Course Instructors

Dr. Jen Jenson is the course creator (with Prof. Suzanne de Castell) and is Professor of Digital Languages, Literacies, and Cultures in the Department of Languages and Literacies in the Faculty of Education at UBC. Prior to moving to BC, she worked at York University in Toronto, where she was the Director of the Institute for Research on Digital Learning. Jenson has published on gender and technology, technology policies and policy practices in K-12 schooling, online education, video games and learning, and gender and digital games. She is the Lead researcher on a 2.5 million dollar grant funded by the Social Sciences and Humanities Research Council of Canada, “Re-Figuring Innovation in Games“.
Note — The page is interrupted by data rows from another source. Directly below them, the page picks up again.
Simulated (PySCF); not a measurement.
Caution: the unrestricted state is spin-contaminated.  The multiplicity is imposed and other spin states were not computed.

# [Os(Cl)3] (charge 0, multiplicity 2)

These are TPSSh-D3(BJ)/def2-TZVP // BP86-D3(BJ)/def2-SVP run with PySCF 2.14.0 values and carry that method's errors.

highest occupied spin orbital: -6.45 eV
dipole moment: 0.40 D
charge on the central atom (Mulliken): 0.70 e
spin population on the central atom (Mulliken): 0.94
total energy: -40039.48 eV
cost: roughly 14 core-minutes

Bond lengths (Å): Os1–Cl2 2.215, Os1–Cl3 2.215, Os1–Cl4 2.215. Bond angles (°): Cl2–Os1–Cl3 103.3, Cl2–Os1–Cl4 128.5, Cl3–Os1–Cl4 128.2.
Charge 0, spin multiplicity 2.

Dr. Keri Ewart is a lecturer in the Masters of Educational Technology at the Faculty of Education at UBC, and will be running a Makerspace summer institute in 2022.  Dr. Ewart also co-leads (with Dr. Samia Khan) the Anti-racism speaker series initiative for the MET department. Prior to recently joining the MET team, Dr. Keri Ewart was the Director of Curriculum Development and Programming and Training for the Asian Business and Management Program at York University, where she developed and executed specialized training programs in the education, government, and corporate sectors. She also taught teacher candidates at Brock University for seven years in subjects including 21st-century literacy, technological literacies, social studies, assessment, and mathematics. She was also a K-12 teacher, ELL and special education resource teacher, and board-appointed modern learning resource teacher for the Peel Board of Education for 17 years. Dr. Ewart’s work and research detail the effective integration of technology into classrooms to promote literacy and numeracy skills using multiliteracies, multimodalities, and game-based learning theories to drive instruction and has supported faculties of education, boards of education, and schools around the world.

Dr. Samuel McCready is a recent graduate from the Communication and Culture program at York University. His dissertation work, “Playing and Making History: How Game Design and Gameplay Afford Opportunities for a Critical Engagement with the Past,” presented findings from two participant-based research projects and argued that playing and making historical games offers learners an opportunity to engage critically with history as a subject, and can pose questions related to the epistemological, interpretative, and ideological components of historical scholarship. His dissertation/current research is located in game studies, game-based learning, productive pedagogies, and history education.